Fresh from Hyde Park, the Hudson Valley, and President Franklin D. Roosevelt’s Springwood estate there, we felt the time was right to drive to Warm Springs, Georgia to see his Little White House. It isn’t like it is on the way to anywhere, so the trip wasn’t going to happen spontaneously as if, one day while driving along, I said to Rick, “Oh, look! Let’s stop at FDR’s Little White House since it’s only a few miles from here!” Au contraire, mes amies. If you find yourself in Warm Springs, you are either using your “maps” app or you are hopelessly lost in southwest Georgia. Or both.

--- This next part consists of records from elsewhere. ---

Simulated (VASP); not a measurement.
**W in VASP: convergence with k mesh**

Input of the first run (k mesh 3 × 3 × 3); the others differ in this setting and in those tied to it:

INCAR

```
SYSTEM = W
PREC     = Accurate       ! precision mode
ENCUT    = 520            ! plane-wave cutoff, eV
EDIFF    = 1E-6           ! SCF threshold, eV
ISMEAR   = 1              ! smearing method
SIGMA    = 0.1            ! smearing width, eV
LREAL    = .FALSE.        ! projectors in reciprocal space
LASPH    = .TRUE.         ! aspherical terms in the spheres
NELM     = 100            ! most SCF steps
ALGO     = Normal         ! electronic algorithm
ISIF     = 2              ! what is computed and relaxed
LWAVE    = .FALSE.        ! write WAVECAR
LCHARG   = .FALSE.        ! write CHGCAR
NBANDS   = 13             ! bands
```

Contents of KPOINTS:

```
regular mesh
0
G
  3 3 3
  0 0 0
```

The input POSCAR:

The fine folks of the Warm Springs area and the Georgia State Park system are justifiably proud that FDR became enamored with the area and with the warm (88 degrees) springs there. He started traveling to the area hoping for something that would restore to him the use of his legs. That did not happen, but he did find that the warm water relaxed his muscles and the buoyancy liberated his paralyzed limbs like nothing else could, so in 1932, he built his little home there to be close to the springs. Roosevelt was born into wealth and privilege, but he came to love the folks of rural Georgia and learned a lot about the life of the everyday American from his experiences there. But, let’s be honest, too. Lots of times, he also “carried on” with his mistress while there. He supposedly even enlisted the assistance of his daughter, Anna, to arrange for Lucy Mercer Rutherfurd to travel from her home in Aiken, South Carolina to Warm Springs for a little “quality time.”
And so it happened that, upon his return from Yalta in 1945, when he was really exhausted and needing some rest, that Lucy arranged for Elizabeth Shoumatoff to come to Warm Springs to continue her work on a portrait of Roosevelt. She had done a few sketches and studies, but Lucy implored Madame Shoumatoff to proceed with haste because she thought that the president looked as though his health was failing rapidly.
On April 12, 1945 at around noon, Mme. Shoumatoff began to paint as the president sat at his card table in the living room of the Little White House. At lunch, he complained of a terrible headache and collapsed. President Roosevelt died of a stroke that afternoon around 3:35, never having regained consciousness. Upon hearing that the president was dead, Lucy and Elizabeth packed up and left the president’s retreat immediately to avoid the scrutiny of the family and media.
Shoumatoff never finished that portrait, although she did paint another based on her sketches, photos, and her memory. Today both of them are hanging in the Legacy Exhibit on the Little White House grounds. Close examination of the photographs displayed taken on April 10 and April 11 reveal a man who was not well.
Those photos, along with the artist’s studies and sketches and the unfinished portrait, are a poignant reminder of how quickly a life can end, no matter how important that person seems to be. It is a reminder that our time here on earth is finite and fleeting and comes with no guarantees of tomorrow.